Today's older people may hold most of society's wealth but they are also extremely unequal - and inflation hits the poor hardest, writes Craig Berry.
The Office for National Statistics today published CPI inflation figures for December 2010; the news is that inflation was 3.7 per cent in December, up from 3.3 per cent in November. This is a worrying sign for the government, with inflation likely to exacerbate the impact of public spending cuts in terms of both public procurement and individual financial circumstances. The Bank of England continues to overshoot its inflation target.
We should be just as worried, however, about the intergenerational impact of inflation. The ONS reports that the main drivers of the inflation rise are air transport, fuel, gas prices, and food. Older households spend a far greater proportion of their income on many of these items.
The Living Costs and Food Survey 2009 shows, specifically, that:
a) Households with a referent person aged 75 or above spend 13.3% of their disposable income on housing costs including fuel and power, and 65-74 households spend 10.2%. This compares to 9.1% for 30-49 households, and 8.1% for 50-64 households;
b) Households with a referent person aged 75 or above spend 12.2% of their disposable income on food, and 65-74 households spend 11.8%. This compares to 8.5% for 30-49 households, and 9.4% for 50-64 households.

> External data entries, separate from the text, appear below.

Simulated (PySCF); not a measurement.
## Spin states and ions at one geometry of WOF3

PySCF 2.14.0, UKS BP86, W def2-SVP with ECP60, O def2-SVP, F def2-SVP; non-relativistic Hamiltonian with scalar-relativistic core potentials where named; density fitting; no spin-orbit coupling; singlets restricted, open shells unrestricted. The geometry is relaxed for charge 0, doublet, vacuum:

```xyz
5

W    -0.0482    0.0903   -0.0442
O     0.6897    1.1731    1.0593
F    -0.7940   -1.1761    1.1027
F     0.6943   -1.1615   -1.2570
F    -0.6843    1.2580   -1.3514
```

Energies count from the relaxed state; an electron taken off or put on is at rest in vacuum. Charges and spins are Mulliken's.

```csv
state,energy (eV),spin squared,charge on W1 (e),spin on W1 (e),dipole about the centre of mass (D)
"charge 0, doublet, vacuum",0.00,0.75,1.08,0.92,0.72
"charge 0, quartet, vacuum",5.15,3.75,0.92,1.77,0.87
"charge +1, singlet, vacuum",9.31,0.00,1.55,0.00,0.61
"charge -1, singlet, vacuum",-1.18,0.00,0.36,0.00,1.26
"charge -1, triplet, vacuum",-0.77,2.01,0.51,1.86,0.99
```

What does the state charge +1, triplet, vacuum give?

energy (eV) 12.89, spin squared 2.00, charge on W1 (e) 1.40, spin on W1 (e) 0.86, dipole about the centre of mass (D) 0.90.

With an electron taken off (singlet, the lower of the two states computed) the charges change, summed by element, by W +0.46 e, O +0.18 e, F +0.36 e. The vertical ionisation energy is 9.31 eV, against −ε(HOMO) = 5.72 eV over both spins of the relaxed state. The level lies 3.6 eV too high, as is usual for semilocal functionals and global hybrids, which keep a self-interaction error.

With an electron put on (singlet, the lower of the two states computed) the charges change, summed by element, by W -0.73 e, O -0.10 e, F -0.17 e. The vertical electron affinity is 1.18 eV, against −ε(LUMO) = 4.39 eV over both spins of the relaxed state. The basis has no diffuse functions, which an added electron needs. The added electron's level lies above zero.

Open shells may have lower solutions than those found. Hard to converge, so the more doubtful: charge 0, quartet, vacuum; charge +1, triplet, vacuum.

Of course, the impact of current economic and fiscal woes on children and young people should not be under-estimated. Daniel Elton’s recent article, outlining the impact of public spending cuts in this regard, is therefore extremely timely. Yet there are serious problems underlying all analyses of intergenerational conflict between old and young.
Firstly, as the EHRC points out, it is impossible to prove the collective, deliberate agency of a particular age group. This is a drawback which mars, at least to some extent, all of the recent popular literature on this subject, including David Willets’s “The Pinch“, Francis Beckett’s “What Did the Baby Boomers Ever Do for Us?” and Ed Howler and Shiv Malik’s “Jilted Generation“.
The analysis ignores the significant inequalities that exist among both today’s retirees and those approaching retirement. Inequalities within generations are far greater than those between generations and, of course, different forms of inequality develop and manifest at different stages of the lifecourse.
Assessing the impact of cuts on particular age groups is therefore difficult enough. But when you consider that different age groups will have different needs and expectations at various stages of life, it becomes necessary to consider economic realities outside the direct control of government – of which inflation is a key example – before intergenerational equity can be determined.
Furthermore, it does seem apparent that the current government has downgraded the importance of tackling pensioner poverty in favour of child poverty (the Labour government had prioritised both). The Department for Work and Pensions’ structural reform plan (the coalition version of a public service agreement) includes ‘Tackle Poverty’ as one of six priorities – but the actions and milestones relate entirely to children and their families.
Pensioner poverty appears under the ‘Get Britain Saving’ priority – but the emphasis is on eliminating poverty among future pensioners.
Today’s inflation figures should teach us that generational nit-picking will get us nowhere. When it comes to suffering at the hands of the recession and the deficit reduction plan, old and young really are in this together.